THE Government has been accused of neglecting the needs of 13 million people who live and work in the countryside - with the Yorkshire Dales held up as a worrying example of the crisis.

The Country Land and Business Association launched its Housing the Rural Economy report to more than 120 MPs, peers and representatives from countryside and housing organisations on Wednesday.

It says the Government's withdrawal of local authority special housing grant will mean an even greater shortage of affordable housing for rural dwellers and workers.

Dorothy Fairburn, the association's Yorkshire regional director, said the financial hole left would more than cancel out the increase in the Housing Corporation's approved development programme.

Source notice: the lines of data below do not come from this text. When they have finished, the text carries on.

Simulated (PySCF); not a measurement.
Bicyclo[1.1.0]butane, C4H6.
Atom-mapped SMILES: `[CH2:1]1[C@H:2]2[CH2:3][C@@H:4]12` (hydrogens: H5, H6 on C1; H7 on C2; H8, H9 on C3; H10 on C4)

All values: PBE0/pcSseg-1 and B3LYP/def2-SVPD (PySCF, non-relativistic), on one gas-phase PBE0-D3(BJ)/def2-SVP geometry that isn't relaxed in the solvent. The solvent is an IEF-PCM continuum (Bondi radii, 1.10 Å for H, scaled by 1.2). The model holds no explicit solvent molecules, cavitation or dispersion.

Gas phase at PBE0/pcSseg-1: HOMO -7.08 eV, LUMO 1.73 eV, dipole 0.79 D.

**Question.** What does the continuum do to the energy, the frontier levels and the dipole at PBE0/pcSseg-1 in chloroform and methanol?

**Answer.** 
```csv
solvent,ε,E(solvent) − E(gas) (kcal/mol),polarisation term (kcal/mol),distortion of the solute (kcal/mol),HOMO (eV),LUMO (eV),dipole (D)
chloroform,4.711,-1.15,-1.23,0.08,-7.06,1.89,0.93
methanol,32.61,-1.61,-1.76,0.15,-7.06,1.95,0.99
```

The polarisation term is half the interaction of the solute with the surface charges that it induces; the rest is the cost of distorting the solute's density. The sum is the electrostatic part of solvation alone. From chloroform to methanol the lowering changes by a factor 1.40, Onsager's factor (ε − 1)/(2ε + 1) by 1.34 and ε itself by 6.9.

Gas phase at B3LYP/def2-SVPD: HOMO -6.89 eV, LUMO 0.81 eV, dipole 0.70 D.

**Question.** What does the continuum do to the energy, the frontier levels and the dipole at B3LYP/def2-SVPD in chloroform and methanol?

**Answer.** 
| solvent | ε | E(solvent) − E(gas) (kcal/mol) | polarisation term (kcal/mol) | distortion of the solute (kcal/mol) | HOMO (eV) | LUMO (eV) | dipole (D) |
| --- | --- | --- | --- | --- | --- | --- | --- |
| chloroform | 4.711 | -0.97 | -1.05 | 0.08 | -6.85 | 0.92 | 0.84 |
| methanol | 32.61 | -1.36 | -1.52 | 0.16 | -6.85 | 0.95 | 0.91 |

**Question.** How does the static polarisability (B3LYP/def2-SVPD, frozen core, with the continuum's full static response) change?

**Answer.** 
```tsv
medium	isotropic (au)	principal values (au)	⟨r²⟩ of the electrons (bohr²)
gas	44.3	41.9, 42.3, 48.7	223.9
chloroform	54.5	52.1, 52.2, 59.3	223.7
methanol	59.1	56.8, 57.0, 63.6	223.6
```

The proposed withdrawal of the exception site policy, which allows affordable housing to be built at locations not normally granted planning permission, would restrict smaller housing developments.

Almost a third of homes in the upper dales were second homes or holiday cottages, and 75pc of property sales were to people from outside the area.

"To find the workers it needs, the creamery at Hawes has to bus them in from distant towns because they can not afford to live nearby," she said, echoing the findings of a report last week into the feasibility of a shared equity house buying scheme for the area.

"Farmers are prevented from converting redundant farm buildings into homes, often forcing away the very people on whom a thriving rural economy depends."

Local authorities struggled to meet affordable rural housing targets and large developments on the edges of towns took precedence over small schemes which allowed villages to grow naturally.

"Now the Government is proposing to do away with key planning guidelines and that will only worsen the rural housing crisis, increasing the gap between demand and supply and threatening the economic base of our villages," said Miss Fairburn.

The CLA report, published on Monday, proposes a series of solutions to open up more land and opportunities for countryside housing.

It makes 17 recommendations including:

* a requirement for planning authorities to meet local housing need close to its origins through natural growth of villages;

l more weight to be given to using redundant farm buildings for housing and a change in the definition of brownfield sites to include former agricultural land;

l retention of the exception site policy;

l guidelines on housing provision in settlements of fewer than 3,000 people in greenbelts, national parks and areas of outstanding beauty to mirror the rest of the countryside;

l cash from scrapping council tax discount on second homes to be used by local authorities for affordable rural housing;

l proposals to allow houses to be built for locally-based workers in rural businesses.

Mark Hudson, CLA president, said people would continue to be driven away from rural areas if they could not afford property prices. Local jobs, services and facilities would be put at risk.

"Our recommendations are not a charter for concreting the countryside," he said. "Rather, they are practical proposals to Government, local councils and planners, housing associations and landowners to sustain rural communities and help them to thrive.